Distributed Adaptive Nearest Neighbor Classifier: Algorithm and Theory
This work addresses classification challenges for large-scale or geographically dispersed datasets, offering an incremental improvement over existing distributed nearest neighbor methods.
The authors tackled the problem of classification with extremely large or distributed data by proposing a distributed adaptive nearest neighbor classifier with a data-driven stochastic tuning parameter and an early stopping rule, achieving nearly optimal convergence rates when sub-sample sizes are large, as demonstrated in simulations and a real-world dataset.

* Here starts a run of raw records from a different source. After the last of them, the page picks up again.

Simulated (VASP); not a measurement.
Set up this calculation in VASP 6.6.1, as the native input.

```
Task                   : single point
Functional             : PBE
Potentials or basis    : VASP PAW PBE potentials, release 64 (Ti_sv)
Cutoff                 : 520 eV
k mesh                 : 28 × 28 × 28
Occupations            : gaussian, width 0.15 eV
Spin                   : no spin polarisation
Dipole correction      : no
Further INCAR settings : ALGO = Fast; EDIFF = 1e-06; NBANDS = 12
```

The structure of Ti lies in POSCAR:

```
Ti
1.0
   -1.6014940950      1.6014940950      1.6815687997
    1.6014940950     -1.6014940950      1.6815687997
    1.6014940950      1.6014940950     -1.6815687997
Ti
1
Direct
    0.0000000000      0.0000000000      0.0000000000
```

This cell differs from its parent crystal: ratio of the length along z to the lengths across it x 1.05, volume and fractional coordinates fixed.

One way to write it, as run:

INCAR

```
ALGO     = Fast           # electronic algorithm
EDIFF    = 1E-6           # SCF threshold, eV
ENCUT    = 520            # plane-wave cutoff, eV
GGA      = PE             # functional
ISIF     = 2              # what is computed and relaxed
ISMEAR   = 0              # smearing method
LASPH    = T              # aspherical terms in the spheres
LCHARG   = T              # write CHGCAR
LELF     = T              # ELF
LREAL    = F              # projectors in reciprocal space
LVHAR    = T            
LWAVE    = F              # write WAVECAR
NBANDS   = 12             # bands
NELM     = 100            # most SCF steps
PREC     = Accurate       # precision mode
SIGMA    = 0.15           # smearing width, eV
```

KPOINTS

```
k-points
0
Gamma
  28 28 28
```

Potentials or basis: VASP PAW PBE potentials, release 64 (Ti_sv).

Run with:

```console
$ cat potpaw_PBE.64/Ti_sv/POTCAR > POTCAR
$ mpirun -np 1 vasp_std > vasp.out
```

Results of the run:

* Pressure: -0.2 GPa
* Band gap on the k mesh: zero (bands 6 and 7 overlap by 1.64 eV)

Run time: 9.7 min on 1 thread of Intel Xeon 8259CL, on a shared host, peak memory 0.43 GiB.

When data is of an extraordinarily large size or physically stored in different locations, the distributed nearest neighbor (NN) classifier is an attractive tool for classification. We propose a novel distributed adaptive NN classifier for which the number of nearest neighbors is a tuning parameter stochastically chosen by a data-driven criterion. An early stopping rule is proposed when searching for the optimal tuning parameter, which not only speeds up the computation but also improves the finite sample performance of the proposed Algorithm. Convergence rate of excess risk of the distributed adaptive NN classifier is investigated under various sub-sample size compositions. In particular, we show that when the sub-sample sizes are sufficiently large, the proposed classifier achieves the nearly optimal convergence rate. Effectiveness of the proposed approach is demonstrated through simulation studies as well as an empirical application to a real-world dataset.